The Prime Minister said last night that he would use the Brussels summit to press for a “comprehensive approach” to the problem which is estimated to have left more than 1,700 dead since the start of the year.

He acknowledged there had to be an extension of the search and rescue operations after they were scaled back dramatically last year in the hope it would deter people from making the perilous sea crossing.

But he will tell other EU leaders that it must be accompanied by measures to target the people traffickers and tackle instability in the Middle East and sub-Saharan Africa from where many of the migrants are fleeing.

The Guardian reported that a leaked draft of the summit statement said resettlement places in Europe would be offered to just 5,000 refugees and the vast majority who survived the crossing would be returned as irregular migrants.

It said immediate preparations should begin to “undertake systematic efforts to identify, capture and destroy vessels before they are used by traffickers”.

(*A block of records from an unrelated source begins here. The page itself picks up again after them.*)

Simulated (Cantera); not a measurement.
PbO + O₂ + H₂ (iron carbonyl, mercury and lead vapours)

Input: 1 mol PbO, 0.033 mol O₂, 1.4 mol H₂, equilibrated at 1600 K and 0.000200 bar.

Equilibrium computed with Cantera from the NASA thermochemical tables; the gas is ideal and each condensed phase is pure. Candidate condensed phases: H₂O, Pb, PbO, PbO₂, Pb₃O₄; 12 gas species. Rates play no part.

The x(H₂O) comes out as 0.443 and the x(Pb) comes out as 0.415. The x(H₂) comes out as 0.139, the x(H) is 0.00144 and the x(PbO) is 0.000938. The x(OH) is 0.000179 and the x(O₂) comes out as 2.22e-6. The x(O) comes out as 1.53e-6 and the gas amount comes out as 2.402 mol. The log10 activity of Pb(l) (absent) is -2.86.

Mr Cameron’s call for a comprehensive approach to the issue has been echoed by Italian prime minister Matteo Renzi, whose country has rescued hundreds of refugees after their overcrowded and unseaworthy vessels have run into trouble.

Italian defence minister Roberta Pinotti called for refugee camps to be set up in countries bordering Libya, from where many of the boats sail, and said the Italian military was ready to go after the traffickers.

“We know where the smugglers keep their boats, where they gather. The plans for military intervention are there,” she said.

Today’s summit was called after around 800 migrants were feared to have drowned when their boat capsized at the weekend off the coast of Libya in what the Office of the United Nations High Commissioner for Refugees said was the “deadliest incident” it had recorded in the Mediterranean.

European leaders have been widely criticised since the decision last year to end the Italian navy’s Mare Nostrum search and rescue operation and replace it with the far more limited EU Operation Triton, patrolling the Italian coast.

Appearing last night before a studio audience on BBC Radio 1’s Newsbeat, Mr Cameron said a different approach was needed and Britain stood ready to help.

“We now need to make a change and make sure there is more and search and rescue,” he said.

“I will be arguing, ‘Let’s have a comprehensive approach’. Yes, we need search and rescue. We can play a role with that. Britain’s a wealthy country with strong assets. We can bring some of those to bear.

“But let’s also go after effectively the modern slave traders. Let’s also try and stabilise these countries – not just Libya but also Nigeria, Somalia, Eritrea, Ethiopia. It’s these unstable countries that people are coming from that’s part of the problem.”

The Ministry of Defence said that it was “looking at options” following reports that one of the Royal Navy’s largest vessels – the assault ship HMS Bulwark – could be despatched to take part in the operation.

It is understood, however, that Mr Cameron will want to see what other EU leaders are prepared to offer at the talks before making a final decision on Britain’s contribution.

On Monday the EU set out a 10-point action plan to prevent more deaths, including increase in the financial resources of Frontex, the border agency which runs Operation Triton, and an extension of Triton’s operational area.

But the head of Frontex, Fabrice Leggeri, warned that Triton could not be a full search and rescue operation in the way that Mare Nostrum was.

“In our operational plan, we cannot have provisions for proactive search and rescue action,” he told The Guardian. “This is not in Frontex’s mandate, and this is, in my understanding, not in the mandate of the European Union.”

For Labour, shadow home secretary Yvette Cooper said it was essential that search and rescue operations in the Mediterranean were fully restored.

“The British government and all of Europe must stop turning its back on people drowning on Europe’s shores,” she said.

“This summit is the result of a serious moral failure in British and other European governments. It needs to generate a plan that puts European leadership back on the right path.”